Hyundai Rotem Company Vs. ACIT (ITAT Delhi)
Out of the international transactions, the taxpayer reported to have spent an amount of Rs. 96,71,69,164/- on account of payment of arbitral award on behalf of the AE and the same have been reimbursed by the AE to the taxpayer. This transaction has not been bench marked by the taxpayer on the ground that it is a cost to cost reimbursement. Major component of this transaction is reimbursement made by the AE to the tune of Rs. 95,50,32,150/- being the payment made by the taxpayer on behalf of its Associated Enterprises (AE) on account of arbitral award.

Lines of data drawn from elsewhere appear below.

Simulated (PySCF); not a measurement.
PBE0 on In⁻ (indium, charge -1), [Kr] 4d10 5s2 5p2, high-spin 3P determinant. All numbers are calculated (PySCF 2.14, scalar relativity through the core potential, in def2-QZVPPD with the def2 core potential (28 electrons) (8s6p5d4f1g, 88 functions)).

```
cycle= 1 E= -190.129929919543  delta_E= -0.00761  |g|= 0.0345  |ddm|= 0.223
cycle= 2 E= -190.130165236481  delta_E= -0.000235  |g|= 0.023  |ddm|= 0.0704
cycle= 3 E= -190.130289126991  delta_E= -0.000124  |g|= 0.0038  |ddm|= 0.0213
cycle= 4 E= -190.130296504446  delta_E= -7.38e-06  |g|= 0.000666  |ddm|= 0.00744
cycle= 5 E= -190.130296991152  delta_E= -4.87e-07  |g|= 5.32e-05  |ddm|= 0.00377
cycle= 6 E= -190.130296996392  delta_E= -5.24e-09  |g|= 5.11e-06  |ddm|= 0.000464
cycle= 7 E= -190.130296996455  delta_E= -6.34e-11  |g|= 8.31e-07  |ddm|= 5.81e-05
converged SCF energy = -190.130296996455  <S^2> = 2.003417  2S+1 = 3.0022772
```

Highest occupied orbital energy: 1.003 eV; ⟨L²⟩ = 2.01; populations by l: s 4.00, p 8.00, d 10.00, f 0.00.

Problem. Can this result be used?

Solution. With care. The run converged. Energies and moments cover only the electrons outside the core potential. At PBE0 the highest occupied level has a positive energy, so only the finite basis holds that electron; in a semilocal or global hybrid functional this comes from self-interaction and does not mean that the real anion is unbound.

Undisputedly, the taxpayer paid an amount of Rs.95,50,32,150/- to DMRC out of remittance received from the Head Office and the balance amount of Rs.15,43,13,697/- has been adjusted by DMRC against offshore payment in compliance to the arbitration award dated 22.07.20 10. TPO taken the view that the AE has made reimbursement to the taxpayer as a support that Head Office would provide to its Project Office, but the payment arose in the course of business which the taxpayer carried out in India and as such, this transaction should form part of the margin calculation and would be added to the revenue and cost. Consequently, the TPO proposed to calculate the net margin as under :-
|Operating revenue||Rs. 1,245,638,819|
|Operating expense||Rs. 1,221,612,094|
|Operating income||Rs. 24,026,725|
In the backdrop of the aforesaid undisputed facts and circumstances of this case, the sole question arises for determination in this case is :-
“as to whether the transaction of making payment of Rs. 95,50,31,150/- (on account of arbitral award) by the taxpayer to the DMRC made on behalf of its AE and consequently reimbursed forms part of the margin calculation to be added to revenue and cost for bench marking the international transaction?”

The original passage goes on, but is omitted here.